Bush Says Iraq Could be Like Vietnam After Tet Offensive
In an interview with ABC’s George Stephanopoulos, President Bush conceded that the present situation in Iraq “could be” at a turning point like the Tet Offensive was in Vietnam.
Stephanopoulos asked whether the president agreed with the opinion of columnist Tom Friedman, who wrote in The New York Times today that the situation in Iraq may be equivalent to the Tet offensive in Vietnam almost 40 years ago. “He could be right,” the president said, before adding, “There’s certainly a stepped-up level of violence, and we’re heading into an election.”
TigerHawk correctly notes the real lesson of Tet:
Tet, however, was not a military disaster for the United States. Quite to the contrary, history has revealed that the Tet offensive was in fact a crushing defeat for the Viet Cong, and effectively required that the Communists conquer the South by invasion from the North, rather than by civil insurgency. The Viet Cong were only able to turn a military disaster into strategic victory by persuading the American media that the United States was mired in stalement. With the domestic political support for the war fading fast, the United States decided to withdraw from Indochina, even though it would take Nixon and Kissinger another four years to accomplish it.
Then again, nobody credible is arguing that the current sectarian mayhem is hiding “a crushing defeat” for our enemies in Iraq. But the other part of the analogy, that the perception of futility is being fed by the panoptic nature of this war, is apt.
Bush was surprisingly good in the interview, at least judging from the text. (Brent Baker at Newbusters has the video of the interview in multiple formats.)
“George, my gut tells me that they have all along been trying to inflict enough damage that we’d leave,” Bush said. “And the leaders of al Qaeda have made that very clear. Look, here’s how I view it. First of all, al Qaeda is still very active in Iraq. They are dangerous. They are lethal. They are trying to not only kill American troops, but they’re trying to foment sectarian violence. They believe that if they can create enough chaos, the American people will grow sick and tired of the Iraqi effort and will cause government to withdraw.”
Bush said he could not imagine any circumstances under which all U.S. troops would be withdrawn from Iraq before the end of his presidency. “You mean every single troop out? No,” he told Stephanopoulos.

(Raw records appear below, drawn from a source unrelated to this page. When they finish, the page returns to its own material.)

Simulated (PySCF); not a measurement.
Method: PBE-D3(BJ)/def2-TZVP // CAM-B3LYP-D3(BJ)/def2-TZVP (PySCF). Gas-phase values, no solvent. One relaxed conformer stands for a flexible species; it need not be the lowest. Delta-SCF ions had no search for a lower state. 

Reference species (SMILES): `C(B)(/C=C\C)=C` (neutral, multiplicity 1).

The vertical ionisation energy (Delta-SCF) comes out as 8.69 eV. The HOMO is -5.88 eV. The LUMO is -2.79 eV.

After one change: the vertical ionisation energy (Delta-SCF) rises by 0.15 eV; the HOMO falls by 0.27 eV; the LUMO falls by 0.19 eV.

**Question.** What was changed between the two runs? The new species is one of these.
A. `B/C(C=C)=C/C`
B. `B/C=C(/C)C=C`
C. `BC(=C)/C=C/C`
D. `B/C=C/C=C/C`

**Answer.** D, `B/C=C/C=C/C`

Bush also had some tough words for Democrats, saying that pulling troops from Iraq would be the equivalent of surrender. “If we were to leave before the job is done, in my judgment, the al Qaeda would find a safe haven from which to attack. This is exactly what they said,” Bush said. The president insisted he was not disparaging his opponents. “It’s not questioning their patriotism. I think it’s questioning their judgment,” he said.
Stephanopoulos pointed out that 72 Democrats running for the House had used Bush in their campaign ads.
“Are they saying good things?” Bush joked. “Look, maybe that strategy will work; maybe it won’t work. I’ve always found that when a person goes in to vote, they’re going to want to know what that person’s going to do. What is the plan for a candidate on Iraq? What do they believe?”
This is indeed the choice we face. Whether we should have done things differently at the tactical level–or even gone to war in Iraq in the first place–we are where we are. While elections are and should be a referendum on the past performance of leaders on the ballot, they are also a means of deciding future policy.
It’s quite likely that we’ll wind up with something less than the Middle East equivalent of the shining city on the hill that the neocons were hoping for when we went into Iraq. It may be that we’ve reached a turning point in the sectarian violence from which there is no return and that we’ll ultimately wind up leaving in defeat. But if the president has accurately described the consequences of that outcome–and I believe he has–then we should continue trying to figure out how to win unless and until we are absolutely sure we can’t.
UPDATE: As an aside, when was the last time you saw a Tom Friedman column being debated? The NYT’s decision to put its columnists behind a paid subscriber wall has, as widely predicted, substantially dimished their relevance. In Friedman’s case, at least, that’s truly a shame.